The thing works like this.
Many coders are unfamiliar with the underlying technologies that make their programs run. But why should you care when your code appears to work? Because you want it to run well and not be riddled with hard-to-find bugs. You don’t want to be in the news because your code had a security problem.
Lots of technical detail is available online but it’s not organized or collected into a convenient place. In The Secret Life of Programs, veteran engineer Jonathan E. Steinhart explores—in depth—the foundational concepts that underlie the machine. Subjects like computer hardware, how software behaves on hardware, as well as how people have solved problems using technology over time.

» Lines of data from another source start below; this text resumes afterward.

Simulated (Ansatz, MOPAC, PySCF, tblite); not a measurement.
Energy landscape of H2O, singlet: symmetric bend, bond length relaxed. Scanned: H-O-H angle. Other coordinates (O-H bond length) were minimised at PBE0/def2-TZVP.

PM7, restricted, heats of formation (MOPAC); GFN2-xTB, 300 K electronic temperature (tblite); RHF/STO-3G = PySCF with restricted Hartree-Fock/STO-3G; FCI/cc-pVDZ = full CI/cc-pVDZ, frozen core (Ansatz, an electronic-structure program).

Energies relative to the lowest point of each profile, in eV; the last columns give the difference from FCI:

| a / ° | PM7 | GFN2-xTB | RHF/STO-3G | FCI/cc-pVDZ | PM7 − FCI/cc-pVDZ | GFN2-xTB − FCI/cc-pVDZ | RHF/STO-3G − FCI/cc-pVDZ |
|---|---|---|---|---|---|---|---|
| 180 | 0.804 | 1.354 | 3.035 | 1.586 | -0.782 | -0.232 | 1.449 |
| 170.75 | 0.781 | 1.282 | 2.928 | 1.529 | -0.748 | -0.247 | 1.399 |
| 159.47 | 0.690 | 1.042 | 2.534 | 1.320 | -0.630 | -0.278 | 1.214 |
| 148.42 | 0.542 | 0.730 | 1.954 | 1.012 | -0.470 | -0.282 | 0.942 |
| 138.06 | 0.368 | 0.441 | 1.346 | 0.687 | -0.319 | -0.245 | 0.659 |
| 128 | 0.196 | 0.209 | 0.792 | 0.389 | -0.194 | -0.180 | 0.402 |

- How the real world is converted into a form that computers understand, like bits, logic, numbers, text, and colors
- The fundamental building blocks that make up a computer including logic gates, adders, decoders, registers, and memory
- Why designing programs to match computer hardware, especially memory, improves performance
- How programs are converted into machine language that computers understand
- How software building blocks are combined to create programs like web browsers
- Clever tricks for making programs more efficient, like loop invariance, strength reduction, and recursive subdivision
- The fundamentals of computer security and machine intelligence
- Project design, documentation, scheduling, portability, maintenance, and other practical programming realities.
Learn what really happens when your code runs on the machine and you’ll learn to craft better, more efficient code.
Jonathan E. Steinhart has designed graphics hardware and software, and built CAD systems, graphics workstations, circuit simulators, power plants, and languages for integrated circuit design. He has consulted for Apple, Intel, Sun, Welch-Allyn, Lulu, and many others.